I find a lot of parallels between "feminist science" and "Islamic science" including what will happen if we fully embrace feminist science.
Much is missing from this interview. "Orthodox." Islam, via the Koran, does not distinquish between the personal and the public. Many commentators on religion have made this point. A Muslim's individual identity is not distinguished from the groups in the eyes of the faithfuls definition of "God." Hence, theocracy is the orthodox form of government and clerics the only acceptable rulers. (There is no "render unto Caesar..." It's all "render unto God..."
In addition to missing a Renaissance that separated culture from religion, they have not yet had a Reformation, where religion is at least nominally separated from the individual so personal freedom becomes a goal--the most precious goal. Sufism came the closest, distinguishing itself from its Islamic source, but the mainstream rejected it. It's not the form anybody speaks of when they talk about Islam today--unless they happen to be spiritually minded--as opposed to religious--regardless of their tradition.

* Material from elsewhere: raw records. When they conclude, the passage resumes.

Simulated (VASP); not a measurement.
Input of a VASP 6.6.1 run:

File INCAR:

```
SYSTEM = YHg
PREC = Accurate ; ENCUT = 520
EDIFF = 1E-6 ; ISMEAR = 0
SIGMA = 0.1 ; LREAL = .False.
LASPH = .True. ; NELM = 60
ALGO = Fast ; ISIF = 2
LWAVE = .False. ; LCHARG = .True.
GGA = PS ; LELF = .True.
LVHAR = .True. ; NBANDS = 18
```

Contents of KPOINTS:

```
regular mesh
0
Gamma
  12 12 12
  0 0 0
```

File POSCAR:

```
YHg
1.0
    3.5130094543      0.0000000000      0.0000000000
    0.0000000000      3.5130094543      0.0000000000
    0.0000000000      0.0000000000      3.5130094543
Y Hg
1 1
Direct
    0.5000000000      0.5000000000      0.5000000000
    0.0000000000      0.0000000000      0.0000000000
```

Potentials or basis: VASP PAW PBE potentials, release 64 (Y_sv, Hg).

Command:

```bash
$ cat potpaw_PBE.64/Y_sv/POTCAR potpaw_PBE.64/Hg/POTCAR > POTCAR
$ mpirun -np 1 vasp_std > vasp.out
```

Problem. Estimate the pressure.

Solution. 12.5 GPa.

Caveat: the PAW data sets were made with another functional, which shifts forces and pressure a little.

If the Iraq War makes anything clear, it's that no force outside of Islam is going to influence it directly. When it changes (which is inevitable) it will be due to influencial indigenous leaders and groups that do so. Attaturk in Turkey took a secular stand, like so many great early modern leaders, but the question now is how deep his influence was. As the home of the greatest Sunni empire, it is disconcerting to think what could happen if Turkey entered an escalating fundamentalist era.
Hopefully, all the young Muslims coming to this country to learn will take back a message (if they are forced to go back) and the current "crusade," doesn't make their lives miserable while they are in this country. Recent events. however, like the doctors taking part in a terrorist plot in England do not bode well for the immediate future. Are even the most educated and accomplished unable to distinguish the greater issues at stake for them and their culture? (Where is Gandhi when you need him?)
I'm not sure denying the current state of affairs is as wise as entering it into the discussion, and breaking through the ignorance. Reactionary leaders by definition want to cling to the past, and it's not hard to see the power they weld by examining the politics of the US today.